In a few years, the children of the recent millions of immigrants from all regions of Europe will come forward in American life and ask for their share in the common inheritance of American tradition, in the common work of American civilization. They will not have much to contribute directly from their original cultures, but they will add an unexampled variety of bloods, of intellectual and moral temperaments, to the population of America. Their Americanization, in habits and language and manners, is a natural process which, left to itself, invariably takes place in the second generation. America must clarify and intensify her tradition, the moral discipline of the Puritan, the moral enthusiasm of the Discoverers and Pioneers, for them, and they will gladly embrace her heritage; but this clarification and intensification is only possible through the revision of the original values in the light of the central humanistic tradition of European thought.

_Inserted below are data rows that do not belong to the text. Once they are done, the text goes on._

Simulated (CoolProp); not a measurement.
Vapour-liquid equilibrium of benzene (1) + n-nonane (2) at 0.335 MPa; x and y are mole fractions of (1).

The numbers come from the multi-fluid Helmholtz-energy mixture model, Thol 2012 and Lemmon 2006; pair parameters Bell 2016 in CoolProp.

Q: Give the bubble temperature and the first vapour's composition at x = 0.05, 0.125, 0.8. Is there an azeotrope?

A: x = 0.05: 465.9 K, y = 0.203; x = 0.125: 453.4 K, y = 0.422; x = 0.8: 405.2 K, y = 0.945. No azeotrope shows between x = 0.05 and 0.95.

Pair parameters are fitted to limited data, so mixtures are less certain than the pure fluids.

The dreams of the European founders of this Commonwealth of Utopia may yet come true, in the way in which human dreams come true, by becoming the active, all-pervading motive of spiritual effort, the substance of life. Exiles, voluntary or forced, from England and Ireland, from Russia and Italy, from Germany and Israel, children of one mother, unified in America as they will not be unified for centuries to come in Europe, will thus have a chance to anticipate, in the civilitas americana, the future developments of the humana civilitas.
And if this generation needs a motto, I would suggest one line of Dante:
luce intellettual piena d’amore:
the light of intellect, in the fulness of love.